The new football season is underway in Spain’s top professional football league which means LaLiga is also back at work doing whatever it can to block illegal match streams.
The final few months of last season were marred by a bitter dispute between LaLiga and Cloudflare, triggered by the former obtaining unprecedented authorization to block Cloudflare IP addresses used for piracy, and then doing so en masse. The resulting fallout was felt by businesses and internet users throughout Spain.
Innocent Cloudflare Customers Can’t Catch a Break
Cloudflare IP addresses are shared, meaning that hundreds or potentially thousands of users (often websites) can operate from the same IP address at the same time. When LaLiga instructs local ISPs to block a Cloudflare IP addresses, to prevent piracy, that invariably leads to large numbers of innocent Cloudflare users being blocked too, despite having no involvement in LaLiga content piracy.

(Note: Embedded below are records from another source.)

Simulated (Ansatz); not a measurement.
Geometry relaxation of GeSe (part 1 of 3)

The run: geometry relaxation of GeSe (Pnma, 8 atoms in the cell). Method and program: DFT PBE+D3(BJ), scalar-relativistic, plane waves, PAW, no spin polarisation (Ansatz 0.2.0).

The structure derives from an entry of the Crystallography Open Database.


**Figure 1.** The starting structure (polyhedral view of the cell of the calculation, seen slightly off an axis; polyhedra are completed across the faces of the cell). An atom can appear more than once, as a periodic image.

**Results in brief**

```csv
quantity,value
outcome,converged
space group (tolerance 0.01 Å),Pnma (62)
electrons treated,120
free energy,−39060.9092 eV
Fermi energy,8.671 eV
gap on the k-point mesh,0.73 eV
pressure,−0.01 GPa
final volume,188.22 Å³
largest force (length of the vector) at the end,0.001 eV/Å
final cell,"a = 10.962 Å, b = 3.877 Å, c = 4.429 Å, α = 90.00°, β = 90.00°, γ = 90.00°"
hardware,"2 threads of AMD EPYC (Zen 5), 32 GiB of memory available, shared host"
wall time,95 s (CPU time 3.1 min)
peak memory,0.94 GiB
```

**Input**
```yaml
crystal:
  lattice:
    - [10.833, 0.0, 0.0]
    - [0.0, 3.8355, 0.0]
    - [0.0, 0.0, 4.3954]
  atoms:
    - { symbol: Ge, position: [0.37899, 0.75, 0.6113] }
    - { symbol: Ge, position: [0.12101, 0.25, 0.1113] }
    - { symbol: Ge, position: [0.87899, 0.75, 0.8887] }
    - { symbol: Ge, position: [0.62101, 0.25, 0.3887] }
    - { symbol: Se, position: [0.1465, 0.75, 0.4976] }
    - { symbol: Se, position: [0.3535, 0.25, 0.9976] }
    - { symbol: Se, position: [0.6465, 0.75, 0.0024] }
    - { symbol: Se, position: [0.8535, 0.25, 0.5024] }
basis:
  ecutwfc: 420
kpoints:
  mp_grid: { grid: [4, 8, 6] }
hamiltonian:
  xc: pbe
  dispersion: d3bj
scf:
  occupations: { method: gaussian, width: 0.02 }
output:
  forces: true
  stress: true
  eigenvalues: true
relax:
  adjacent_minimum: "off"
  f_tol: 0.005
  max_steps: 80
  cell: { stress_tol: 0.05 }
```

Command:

With no evidence to suggest peace has broken out between LaLiga and Cloudflare, blocking of the latter’s IP addresses resumed at the start of the season. Inevitably that means renewed blocking of innocent parties, but according to data reviewed by TorrentFreak, some measures may have been put in place to limit how long IP addresses stay blocked.
While that does little to reduce the number of collateral damage incidents, shortening blocking time reduces the harm suffered by people who have zero connections to online piracy. The caveat here, unfortunately, is an apparent difference of opinion on what constitutes a “connection” to online piracy.
The Blog of Lazarus
After spending just a couple of minutes on Lazarus’s Blog, one gets the impression that the author not only appreciates technology, but also understands the importance of transparency and netiquette, as positive contributors to the online experience.
As an avid user of Cloudflare who takes time to share his experiences with others, a message forwarded to his account by Cloudflare on Monday can only have come as a complete surprise, as his post on Mastodon reveals (translated from Spanish).

A review of the paperwork reveals an extraordinary message containing allegations and assumptions that challenge any reasonable definition of “connections to piracy” and the potential for legal liability to be incurred as a result.
Connection to Piracy: A Cloudflare IP Address
For Spanish speakers, the original message (in two parts) is available here (1,2). Our unofficial translation appears in the image below:

The message and the threats it contains largely speak for themselves. They appear to center around an individual’s use of Cloudflare to protect his personal blog, and an IP address allocated by Cloudflare being abused by an unknown third party to pirate LaLiga content.
Attributing ownership of Cloudflare’s IP address to the blogger, before suggesting that the message puts the recipient on notice of infringement of which he is now fully aware, is bizarre. Yet still not as bizarre as conflating legal use of a shared resource with someone else’s independent abuse, and then implying a responsibility to compel Cloudflare to act on someone else’s behalf.
The suggestion that a failure to act in the manner described is a dereliction of duty, and tantamount to cooperation with unknown third parties in various unknown crimes, is baffling. That the foundation of the alleged offense relies on association by IP address, allocated by an intermediary over which the blogger exercises no control, seems precarious at best.
Whether Cloudflare will intervene is up for debate but for the operator of the Lazarus blog, it’s possible that targeting Cloudflare users is one of the few opportunities left.
“Well, the league clearly knows how #cloudflare works, but the only way they have, for now, is through #cloudflare users themselves, to pressure them to audit and prosecute those who pirate their football or for us to morally stop using their services,” he wrote on Mastodon.
“If there’s football on 5 days a week and they block your website, we won’t say anything about it, and neither will we say anything about the judges who allow it.
“It’s the last attempt by #laliga to get #cloudflare to jump through their hoop, but if they do, prepare for what comes next.”